This week we brought the Switchboard Hearts Tour to Chicago to meet with members of the Oberlin, Reed, and Wheelwomen communities. We travelled all over town hatching ideas for new Switchboards, sharing food and drink, and finding the roots of our communities in a new city. We talked with too many lovely people to share them all, so we’ll focus on just a few.
David - Oberlin (’06)
Getting together with David was a double win. We talked not only about the Oberlin Switchboard, but also about the other communities David belongs to. I joined him at his housing cooperative on his night to cook, and we chatted while the tofu fried. Our conversation meandered from Oberlin history to finals week camaraderie to what it’s like to be helpful for your day job. (David does youth programming at a church.)
David shared with me both his enthusiasm and his hesitation about the Oberlin Switchboard. “I care a lot about Obies,” he said. “But I care a lot about other people too.” In light of limitations on time and resources he has to offer, he asked me what he should post about (and how it would change his life). He seemed to like my suggestion to begin with an ask. By the end of the night David and I were thinking together about how Switchboard could help the communities he engages with every day.
Bernadette - Reed Parent
I didn’t know what to expect when going to chat with Bernadette. Most of my questions were geared toward students and alumni, but she had reached out to me and I was excited to meet. I couldn’t have been prepared for how many great lessons I’d learn. A project strategist and speaker, Bernadette has recently been coordinating federal, state, and corporate employees to get big tech projects done. “The key,” she said, “is that you both know you’re leaving. This sets you free to show up and tell them the bad news,” and to organize people to solve problems a way that accounts for all the variables.
I was particularly interested when she said that telling stories is the best way to wrap your head around complicated problems. Narratives help you understand complexity. When I asked her how she developed the skills, she said you really do fake it until you make it sometimes: you walk in and say yes, I can do this—and then figure it out. Great advice for Reedies trying to pursue their dreams on Switchboard.
Sam - Oberlin (’14)
Sam and I met at a busy downtown coffee shop to talk about her experience on the Oberlin Switchboard. I couldn’t have asked for a more satisfying meeting. After graduation, Sam was looking to move to Chicago, and she asked the Oberlin Switchboard to help her find a place to live. She said she was hesitant to reach out after countless failed classifieds postings elsewhere, but she saw that Obies on Switchboard really wanted to help one another and that everyone was getting a response. After taking the leap and posting, she received a number of direct messages suggesting places to check out, places to avoid, and wishing her luck. Even though she ended up finding a place through other means, her initial experience made her confident. “I definitely feel like if I needed something I could go on Switchboard and find what I need.”
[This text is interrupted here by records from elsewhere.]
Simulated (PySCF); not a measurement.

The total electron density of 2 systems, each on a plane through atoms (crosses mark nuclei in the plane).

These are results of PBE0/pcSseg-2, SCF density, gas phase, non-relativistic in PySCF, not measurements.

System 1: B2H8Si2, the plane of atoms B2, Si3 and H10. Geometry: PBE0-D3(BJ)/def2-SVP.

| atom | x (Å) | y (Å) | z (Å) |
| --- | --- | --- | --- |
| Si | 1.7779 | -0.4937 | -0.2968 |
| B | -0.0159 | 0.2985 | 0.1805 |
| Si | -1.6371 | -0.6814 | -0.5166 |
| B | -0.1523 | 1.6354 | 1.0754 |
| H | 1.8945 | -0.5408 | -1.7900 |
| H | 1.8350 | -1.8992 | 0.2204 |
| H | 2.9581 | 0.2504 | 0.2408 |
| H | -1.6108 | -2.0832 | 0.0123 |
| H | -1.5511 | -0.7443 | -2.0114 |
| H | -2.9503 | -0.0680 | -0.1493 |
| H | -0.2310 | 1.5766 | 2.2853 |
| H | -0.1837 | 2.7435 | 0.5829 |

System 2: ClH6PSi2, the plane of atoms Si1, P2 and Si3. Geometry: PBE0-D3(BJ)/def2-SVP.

I was excited to hear her wishing that Switchboard had been in her life sooner. Ideally, every Oberlin senior would learn about it at the beginning of their senior year. Even though Sam didn’t find the house she was looking for, she said that she found something even more important: a community that cared. “The biggest thing Switchboard helped me with is not being terrified about life.”
Our week in Chicago finished up with parties for the Reed and Wheelwomen Switchboards (more to come on those!), and then we set off for Oberlin where we’re getting to know the community even better. We’re on our way to New York next, so keep your eyes open for opportunities to meet and gather!